The interesting part is not the exact stack. It is the role separation.

A planner can focus on the approach. A reviewer can look for gaps in that approach. An implementer can focus on making the approved plan real. Another reviewer can inspect the actual diff. The final pass can ask whether the whole thing still coheres.

That sounds obvious because it resembles how strong human teams already work. We separate design from implementation, implementation from review, and review from release. Agentic coding becomes more legible when it borrows that shape instead of pretending the whole process should collapse into one brilliant response.
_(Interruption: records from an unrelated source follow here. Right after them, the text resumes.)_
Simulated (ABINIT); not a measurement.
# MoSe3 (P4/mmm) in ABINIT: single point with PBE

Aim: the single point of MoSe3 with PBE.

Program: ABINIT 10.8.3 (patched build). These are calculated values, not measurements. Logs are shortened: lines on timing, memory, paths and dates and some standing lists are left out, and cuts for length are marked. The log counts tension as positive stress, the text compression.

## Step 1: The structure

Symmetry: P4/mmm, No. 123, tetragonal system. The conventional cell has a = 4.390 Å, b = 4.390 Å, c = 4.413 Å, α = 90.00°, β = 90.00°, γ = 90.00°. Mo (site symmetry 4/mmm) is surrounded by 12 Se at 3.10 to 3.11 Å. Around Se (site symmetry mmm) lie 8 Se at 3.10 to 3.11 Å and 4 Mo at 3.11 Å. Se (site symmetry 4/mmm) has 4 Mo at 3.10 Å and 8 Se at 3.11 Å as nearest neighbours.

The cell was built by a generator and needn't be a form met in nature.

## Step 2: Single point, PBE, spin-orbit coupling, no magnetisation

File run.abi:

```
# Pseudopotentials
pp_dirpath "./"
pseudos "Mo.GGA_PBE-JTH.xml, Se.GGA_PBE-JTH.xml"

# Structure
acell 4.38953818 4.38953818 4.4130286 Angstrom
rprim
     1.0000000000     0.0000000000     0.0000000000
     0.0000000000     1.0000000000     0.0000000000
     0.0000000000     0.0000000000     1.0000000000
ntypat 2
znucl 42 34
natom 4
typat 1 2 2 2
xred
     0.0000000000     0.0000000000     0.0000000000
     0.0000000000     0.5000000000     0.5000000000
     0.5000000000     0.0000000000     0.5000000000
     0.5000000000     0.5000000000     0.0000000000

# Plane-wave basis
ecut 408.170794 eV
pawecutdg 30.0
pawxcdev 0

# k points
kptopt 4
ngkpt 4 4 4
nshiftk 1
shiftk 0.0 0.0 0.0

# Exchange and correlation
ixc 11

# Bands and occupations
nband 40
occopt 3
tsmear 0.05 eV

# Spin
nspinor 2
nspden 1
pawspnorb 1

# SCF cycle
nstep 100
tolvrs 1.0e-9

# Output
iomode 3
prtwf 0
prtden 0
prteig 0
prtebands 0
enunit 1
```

Review loops create handles

The strongest reason to use a doer/reviewer pattern is not that reviewers are always right. They are not. It is that review creates a handle on the work.

A plan that must pass review can be discussed before code exists. An implementation that must pass review can be judged against an agreed plan rather than a vague memory of the original request. A final check gives the system one more chance to catch integration problems, missing tests, or a mismatch between the intended feature and the shipped change.

That matters for teams because agentic work can otherwise disappear into private local loops. Someone prompts an agent, gets a result, patches the repo, and moves on. If the process is invisible, the team may only see the final diff. They lose the reasoning that led there.

A reviewed pipeline can leave better traces: the plan, the objections, the changes made in response, and the final checks. Those traces are useful even when a human reviewer ultimately makes the call.

The hard part is still verification

Spencer's workflow also surfaced the limit of the pattern. Reviewing code is not the same as knowing whether the product is good.

He called out human-facing interfaces as a harder category for agents to evaluate. A program can run tests. A reviewer can inspect a diff. But a user interface also has to feel coherent. It has to match user intent, avoid awkward states, and make sense to someone who does not already understand the implementation.

That is where agentic coding starts to expose the next bottleneck. If agents can write more software faster, teams need stronger ways to decide whether the result is worth shipping. The review loop has to move beyond syntax, tests, and local correctness. It needs product criteria, UX judgment, and enough shared context to know what good means.

Spencer mentioned the possibility of an automated UX QA agent that runs nightly or after pushes to main, inspects the application, opens issues, and maybe eventually fixes some of them. Framed carefully, that is not a claim that UX judgment can be fully automated. It is a sign of where the pressure is moving. Once agents can generate more interface work, teams need better ways to inspect interface quality.

The atomized developer problem

The wider implication of the fireside was not just technical. If every builder has a powerful local agent loop, individual throughput can rise while shared context gets weaker.

Spencer and the group circled this as a coordination problem. Project work is not only a set of goals and tasks. It is also social context: who knows what, why a decision was made, what tradeoffs were considered, what kind of work feels meaningful, and how people stay aligned while building together.

Agentic workflows can unbundle some of that. A developer can ask a personal agent to plan, implement, and review in a private workspace. That may make the individual more capable. It may also make the team's shared understanding thinner if the work does not produce artifacts other people can inspect.

This is why the doer/reviewer pipeline is more than an efficiency pattern. It is also a coordination pattern. It gives the work stages. It gives humans places to intervene. It gives teams artifacts to preserve. It makes the agentic process easier to audit, discuss, and improve.

Process over prompts

The practical takeaway from Spencer's fireside is simple: agentic coding is becoming less about the perfect prompt and more about the process around the model.

A useful workflow defines roles. It separates planning from implementation. It reviews plans before code. It reviews code before acceptance. It keeps final checks explicit. And when the work touches human-facing product quality, it does not pretend that code review alone is enough.

That does not make Spencer's setup a universal template. It is one builder's working pattern, shaped by his tools and constraints. But the underlying lesson is portable: as agents become more capable, the differentiator is not only what they can produce. It is how well the surrounding process lets people inspect, trust, and coordinate that production.

For teams, the question is no longer just, "Can an agent do this?"

The better question is: "Can we review what the agent did, understand why it did it, and keep the work connected to shared context?"

That is where agentic coding starts to look less like automation magic and more like engineering practice.